An old, sad story of torture

Through Hullabaloo, I was reminded of an amazing and incredibly tragic correspondence from Germany in the year 1628. Burgomaster Johannes Junius was tried and convicted of witchcraft, and eventually burned at the stake for these crimes. Before his execution, however, he managed to smuggle a letter to his daughter. Some ‘highlights’ of said letter after the fold:

Many hundred thousand good-nights, dearly beloved daughter Veronica. Innocent have I come into prison, innocent have I been tortured, innocent must I die. For whoever comes into the witch prison must become a witch or be tortured until he invents something out of his head and–God pity him–bethinks him of something. I will tell you how it has gone with me. When I was the first time put to the torture, Dr. Braun, Dr. Kotzendorffer, and two strange doctors were there. Then Dr. Braun asks me, “Kinsman, how come you here?” I answer, “Through falsehood, through misfortune.” “Hear, you,” he says, “you are a witch; will you confess it voluntarily? If not, we’ll bring in witnesses and the executioner for you.” I said “I am no witch, I have a pure conscience in the matter; if there are a thousand witnesses, I am not anxious, but I’ll gladly hear the witnesses.” Now the chancellor’s son was set before me . . . and afterward Hoppfen Elss. She had seen me dance on Haupts-moor. . . . I answered: “I have never renounced God, and will never do it–God graciously keep me from it. I’ll rather bear whatever I must.” And then came also–God in highest Heaven have mercy–the executioner, and put the thumb-screws on me, both hands bound together, so that the blood ran out at the nails and everywhere, so that for four weeks I could not use my hands, as you can see from the writing. . . . Thereafter they first stripped me, bound my hands behind me, and drew me up in the torture.

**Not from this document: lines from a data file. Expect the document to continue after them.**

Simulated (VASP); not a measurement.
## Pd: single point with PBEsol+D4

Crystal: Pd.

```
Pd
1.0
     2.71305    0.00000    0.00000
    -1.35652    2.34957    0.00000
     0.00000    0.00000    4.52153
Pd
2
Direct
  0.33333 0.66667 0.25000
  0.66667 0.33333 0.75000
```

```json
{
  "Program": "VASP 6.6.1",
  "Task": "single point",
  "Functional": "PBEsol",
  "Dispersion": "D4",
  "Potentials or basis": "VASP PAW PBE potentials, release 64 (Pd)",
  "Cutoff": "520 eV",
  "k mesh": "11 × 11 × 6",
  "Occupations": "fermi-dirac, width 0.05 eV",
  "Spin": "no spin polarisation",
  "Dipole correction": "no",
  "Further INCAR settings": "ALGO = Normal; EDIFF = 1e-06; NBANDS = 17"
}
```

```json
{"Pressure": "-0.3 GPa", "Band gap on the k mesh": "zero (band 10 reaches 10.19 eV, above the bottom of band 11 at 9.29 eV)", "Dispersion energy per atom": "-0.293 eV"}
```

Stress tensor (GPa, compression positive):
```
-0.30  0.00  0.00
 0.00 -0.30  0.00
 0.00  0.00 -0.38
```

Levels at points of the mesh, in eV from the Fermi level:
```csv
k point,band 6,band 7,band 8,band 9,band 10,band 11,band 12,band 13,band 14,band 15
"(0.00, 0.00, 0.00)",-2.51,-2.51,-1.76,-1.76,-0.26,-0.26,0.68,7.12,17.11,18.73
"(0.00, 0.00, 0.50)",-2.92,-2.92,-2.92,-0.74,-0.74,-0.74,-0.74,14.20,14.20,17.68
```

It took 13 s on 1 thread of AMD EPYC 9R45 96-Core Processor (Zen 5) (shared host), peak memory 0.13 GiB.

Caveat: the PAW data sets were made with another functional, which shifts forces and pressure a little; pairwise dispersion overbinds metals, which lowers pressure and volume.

Now, dear child, here you have all my confession, for which I must die. And they are sheer lies and made-up things, so help me God. For all this I was forced to say through fear of the torture which was threatened beyond what I had already endured. For they never leave off with the torture till one confesses something; be he never so good, he must be a witch. Nobody escapes, though he were an earl…

. . .

Good night, for your father Johannes Junius will never see you more. July 24, 1628.

Dear child, six have confessed against me at once: the Chancellor, his son, Neudecker, Zaner, Hoffmaisters Ursel, and Hoppfen Els–all false, through compulsion, as they have all told me, and begged my forgiveness in God’s name before they were executed. . . . They know nothing but good of me. They were forced to say it, just as I myself was. . . .

The whole letter, and the ‘official’ transcript of the torture and confession of Johannes, is worth reading. I first read this horrifying and truly sad correspondence in an old Time-Life book on witchcraft about twenty years ago, and it angers me just as much now as it did back then.

It is especially relevant in the current ‘torture-mania’ that is ongoing in U.S. politics, where numerous people on the right are completely happy to endorse waterboarding and other methods of torture as a technique for gaining information and keeping people safe. Look, for instance, at this old post on Carpetbagger where a number of right-wing posters argue how great it is as a technique for keeping people safe, “but there is no permanent damage.” Such people fail to realize that this doesn’t make it not torture – quite the contrary, a similar technique was developed during the Spanish Inquisition, presumably in part because if you don’t do permanent damage to a subject, you can torture them all the more.

So many things are wrong with the pro-torture arguments, and I want to address them all at once, which would lead to a massive and muddled post. But let’s return to the case of Johannes Junius, which illustrates three specific fallacies of the pro-torture crowd:

  1. Torture provides useful information. How do you know? Johannes was willing to say anything to avoid more pain; how does one judge information acquired to be truthful or convenient fictions? Note that Johannes implicated anyone else he could, in order to get the torturers to stop. I’m guessing that terrorist operatives are now, or soon will be, ‘seeded’ with false, plausible stories and fake terrorists to keep the torturers running around in circles. All they need to do is visit a couple of mosques, get a few names of innocent people, and they’ve got ‘actionable intelligence’ to feed the torturers.
  2. Torturers’ only motives are to protect Americans from terrorists. Sure, and the only motives of the witch-hunters were to protect people from those evil (nonexistent) witches. There’s a reason the term ‘witch-hunt’ is a pejorative. In the case of the witch-hunters, there were political and financial motivations to obtain confessions: often the property of the ‘witch’ would be claimed by the church. What possible motivation could U.S. interrogators have for their actions, outside of saving the country? Political reasons come to mind, again: every captured and confessed terrorist is ‘proof’ that the administration is doing a good job fighting terrorism. If you think that nobody could be so sociopathic as to torture just to make themselves look better, I’ve got a bridge to sell you.
  3. Only the bad guys get tortured. This one goes hand-in-hand with number one and two above. I’m sure Johannes thought similar things until his name came before the court. Once you’ve decided that torture is acceptable to prevent ‘really bad things’ from happening, there’s hardly any reason to not do it to U.S. citizens. After all, they can cause as much carnage as the rest of the world. People who are against torture aren’t being ‘weak on terrorism’ as much as being strong on basic human rights. I’m strongly against the principle of torture, but I’m equally against a government policy that would eventually allow me to end up on the rack. If you think that your own government would never take harsh actions against its own innocent citizenry, I’ve got another bridge for you.

There’s so much to say about this, but I’ll stop here for now. I was tripped off by being reminded of Johannes’ tragic correspondence. Maybe I’ll come back to this later.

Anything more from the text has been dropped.